Offline
So farewell Michael Stevenson, joint director of factual and learning at the BBC, the man who in The TES assured software publishers that there was nothing to fear from good old Aunty while the BBC was talking to Pearson about garnering a slice of the education market by putting BBC digital content on Pearson’s Knowledge Box product. He subsequently resigned after a BBC internal inquiry found there had been “impermissible activity”, along with pound;60,000 of licence-payers’ money spent “improperly” while the Digital Curriculum was the subject of a judicial review. (Project director Claire Riley has also quit.) However, insiders suggest that links between the BBC and Pearson were forged at a far higher level. The inquiry was told of a flurry of letters between BBC chief Greg Dyke and Pearson boss Marjorie Scardino (former colleagues, still friends). The BBC says the letters are innocent - so innocent it will not reveal them. Of course, media regulators could easily find out...

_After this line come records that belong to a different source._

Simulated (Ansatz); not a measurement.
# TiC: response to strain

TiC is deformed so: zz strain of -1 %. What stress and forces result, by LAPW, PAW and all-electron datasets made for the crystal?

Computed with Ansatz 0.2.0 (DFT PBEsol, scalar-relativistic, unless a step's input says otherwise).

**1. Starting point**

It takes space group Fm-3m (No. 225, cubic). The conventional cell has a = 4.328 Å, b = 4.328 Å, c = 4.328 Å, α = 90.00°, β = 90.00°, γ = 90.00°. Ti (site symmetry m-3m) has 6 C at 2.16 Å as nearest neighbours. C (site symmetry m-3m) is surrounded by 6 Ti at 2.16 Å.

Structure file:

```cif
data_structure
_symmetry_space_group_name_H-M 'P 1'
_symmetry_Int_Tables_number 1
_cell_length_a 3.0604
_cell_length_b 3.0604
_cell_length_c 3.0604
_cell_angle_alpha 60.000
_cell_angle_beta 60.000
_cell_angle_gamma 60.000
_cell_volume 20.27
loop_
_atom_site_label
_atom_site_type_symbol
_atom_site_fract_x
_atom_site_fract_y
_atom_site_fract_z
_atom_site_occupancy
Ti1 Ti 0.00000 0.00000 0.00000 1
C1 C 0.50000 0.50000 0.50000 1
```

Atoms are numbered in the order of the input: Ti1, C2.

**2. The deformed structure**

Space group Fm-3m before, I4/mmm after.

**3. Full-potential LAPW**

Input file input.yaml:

...if they really wanted to. Conspiracy theorists have lunched well on the feedback from the visit that the Digital Learning Alliance (DLA), opponents of the BBC Digital Curriculum, made to culture secretary Tessa Jowell. They were intrigued to see the minister’s appointments whiteboard for the day, which started with “telephone conversation with Ed Richards (Number 10 adviser on communications and ex-BBC)” and ended with “telephone conversation with Ed Richards”. (“His hand has been on this for over a year,” says an Offline source.) And during the meeting they were reassured to see the minister supported by her adviser, Bill Bush, also ex-BBC. Now, why on earth should the DLA be paranoid?